Colorado’s ethics commission voted unanimously Tuesday to advance 17 complaints against a group of state lawmakers, nearly all of whom attended a private Vail retreat funded in part by a dark money group.
The Independent Ethics Commission determined that the complaints were “nonfrivolous,” a first step in the ethics process that means the complaints will advance and be investigated further. The commission discussed the complaints, which are confidential, in closed-door deliberations and then voted to advance them in a bloc. They otherwise provided no comment on the complaints or their deliberations.
The vote came after negotiations to pull back the complaints, urged on by the head of the Colorado Democratic Party, failed to reach an agreement, and the commission’s decision to now investigate the allegations sparked warring statements Tuesday between the state Democratic Party, which defended the caucus’s leader and criticized the group that filed the complaints, and critics of the caucus, one of whom called the state party chair “shockingly two-faced.”
The complaints were filed by Colorado Common Cause, a government watchdog group, earlier this month. The group alleged that members of the legislative Opportunity Caucus violated a state ban on receiving gifts when they attended a private October retreat in Vail, the hotel rooms for which were paid for by One Main Street, a prominent political group that doesn’t disclose its donors.
In its complaints, Common Cause asked the ethics board to weigh whether the lawmakers violated the gift ban, and the group proposed penalties that included fines, a more extensive investigation and the equivalent of a public reprimand. The group’s executive director praised the decision in a statement Tuesday afternoon.
“Most importantly, this decision affirms the power of the Independent Ethics Commission as an avenue for public transparency and accountability, that can act when public officials need to be held accountable,” Aly Belknap wrote. “No one is above the law or the state constitution. The trust the public places in our leaders when we elect them to office is sacred and not to be taken lightly.”

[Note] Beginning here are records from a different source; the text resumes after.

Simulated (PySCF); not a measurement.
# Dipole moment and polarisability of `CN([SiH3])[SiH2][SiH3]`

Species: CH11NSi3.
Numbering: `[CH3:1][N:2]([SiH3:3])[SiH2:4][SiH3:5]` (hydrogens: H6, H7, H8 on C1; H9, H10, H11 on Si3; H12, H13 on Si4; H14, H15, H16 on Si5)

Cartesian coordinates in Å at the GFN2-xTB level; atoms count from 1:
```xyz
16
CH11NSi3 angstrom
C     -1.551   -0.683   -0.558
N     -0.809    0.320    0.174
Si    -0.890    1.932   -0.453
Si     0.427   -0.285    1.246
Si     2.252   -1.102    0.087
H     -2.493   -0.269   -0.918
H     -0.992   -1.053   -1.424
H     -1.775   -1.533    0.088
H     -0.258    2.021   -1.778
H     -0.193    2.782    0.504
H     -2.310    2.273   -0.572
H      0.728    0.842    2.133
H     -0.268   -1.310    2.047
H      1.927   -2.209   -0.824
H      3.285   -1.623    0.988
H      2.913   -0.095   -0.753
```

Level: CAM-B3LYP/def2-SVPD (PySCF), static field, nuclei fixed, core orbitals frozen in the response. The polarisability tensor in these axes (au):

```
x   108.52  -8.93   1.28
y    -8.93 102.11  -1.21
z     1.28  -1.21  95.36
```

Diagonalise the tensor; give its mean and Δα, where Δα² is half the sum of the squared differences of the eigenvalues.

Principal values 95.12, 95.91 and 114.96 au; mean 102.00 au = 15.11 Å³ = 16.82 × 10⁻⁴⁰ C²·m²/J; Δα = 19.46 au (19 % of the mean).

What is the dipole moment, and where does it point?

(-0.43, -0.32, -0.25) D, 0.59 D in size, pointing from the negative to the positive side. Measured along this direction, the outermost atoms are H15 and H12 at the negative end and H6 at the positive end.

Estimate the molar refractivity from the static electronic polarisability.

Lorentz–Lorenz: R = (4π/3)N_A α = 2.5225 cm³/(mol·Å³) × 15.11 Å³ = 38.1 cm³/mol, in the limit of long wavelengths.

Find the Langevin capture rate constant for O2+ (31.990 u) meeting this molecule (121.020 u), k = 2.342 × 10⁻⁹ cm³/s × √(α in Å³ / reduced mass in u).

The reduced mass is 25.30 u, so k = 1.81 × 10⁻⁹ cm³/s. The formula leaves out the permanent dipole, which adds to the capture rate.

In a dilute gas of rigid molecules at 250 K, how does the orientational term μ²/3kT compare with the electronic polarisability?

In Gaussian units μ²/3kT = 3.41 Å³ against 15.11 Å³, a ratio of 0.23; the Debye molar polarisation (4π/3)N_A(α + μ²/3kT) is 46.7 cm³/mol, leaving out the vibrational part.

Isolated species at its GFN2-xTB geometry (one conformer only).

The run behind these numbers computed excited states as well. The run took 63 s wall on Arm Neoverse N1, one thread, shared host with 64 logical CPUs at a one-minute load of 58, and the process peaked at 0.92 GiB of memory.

Sen. Lindsey Daugherty, an Arvada Democrat and the chair of the Opportunity Caucus, sharply criticized Common Cause in a statement Tuesday afternoon, calling the ethics complaints factually inaccurate. She accused the group of trying to smear legislators and raise money off of the ethics process.
“This is a grotesque, intentionally orchestrated miscarriage of justice,” she wrote. She likened Common Cause to President Donald Trump for attacking Democrats and said Coloradans should reject their efforts to “score cheap political points.”
After the commission determines a complaint is nonfrivolous, the commission then notifies the person who’s subject to the complaint, executive director Dino Ioannides said Tuesday. Generally, the subject of the complaint has 30 days to respond. The commission then directs staff to conduct an investigation, provide a report of their findings to both sides and set a hearing.
Ioannides said there wasn’t a firm timeline for how long that process may take.
“Considering we got 17 new nonfrivolous (cases), that’s a whole new ball of wax for us in terms of coordination,” he said.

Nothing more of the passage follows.